Children relocation moving away parent family lawyer sydney

Relocation is one of the most fraught areas of dispute for separated parents. It may well be that one parent has very valid reasons for wanting to move, but the other parent may have equally as valid concerns about being geographically separated from the children.

Parents need to take into consideration many issues including:

  • How often can the children reasonably travel to their other parent?
  • How often can the other parent travel to the children?
  • If the other parent travels to see the children at their new home, how will s/he accommodate him/herself while staying near the children’s home?
  • What will be the children’s practical travel arrangements eg are they old enough to, and capable of, travelling by air as unaccompanied minors?
  • Who will fund the costs of the travel?
  • Can there be other means of communication between the children and their other parent between visits such as telephone and Skype?

Unless there are existing court orders to the contrary, parents have shared parental responsibility for their children. That means that they have a shared responsibility for making major decisions about the children, including whether the children should be able to relocate. For this reason, without orders to the contrary, a parent cannot and should not move with the children a significant distance away from their original area without the consent of the other parent. If they do, most courts will readily and quickly order the children to be returned immediately pending a final hearing (which may take well over a year to get to).

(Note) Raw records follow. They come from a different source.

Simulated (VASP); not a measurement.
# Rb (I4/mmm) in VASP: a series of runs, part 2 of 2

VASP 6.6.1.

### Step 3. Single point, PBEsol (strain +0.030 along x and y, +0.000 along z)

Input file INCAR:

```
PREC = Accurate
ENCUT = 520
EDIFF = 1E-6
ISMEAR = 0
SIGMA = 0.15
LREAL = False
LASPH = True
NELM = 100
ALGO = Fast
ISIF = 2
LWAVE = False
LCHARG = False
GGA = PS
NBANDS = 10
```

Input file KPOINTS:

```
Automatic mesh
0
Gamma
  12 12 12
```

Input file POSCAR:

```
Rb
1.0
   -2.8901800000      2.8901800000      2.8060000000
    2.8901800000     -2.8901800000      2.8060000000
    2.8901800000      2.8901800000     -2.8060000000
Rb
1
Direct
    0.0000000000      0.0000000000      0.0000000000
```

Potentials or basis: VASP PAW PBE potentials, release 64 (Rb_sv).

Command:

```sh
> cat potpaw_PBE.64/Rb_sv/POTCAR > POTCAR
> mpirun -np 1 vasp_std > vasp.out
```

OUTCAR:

If the parents cannot agree on whether the children can relocate, then they can ask the court to determine the matter, and in most cases the parents must attempt mediation first before applying to the court. In these cases the court will consider many issues usually including:

  • If one parent proposes moving overseas, is the other country likely to enforce any orders for the “left behind” parent to see the children? Many countries have arrangements between them for the recognition of the other country’s orders?
  • Is it likely that despite the geographical distance, the “moving” parent will actively and positively encourage the relationship between the children and the “left behind” parent?
  • Will the children be able to have a meaningful relationship with the “left behind” parent despite the geographical distance?
  • What are the children’s views? However, the weight given to this consideration will depend largely on their age and development.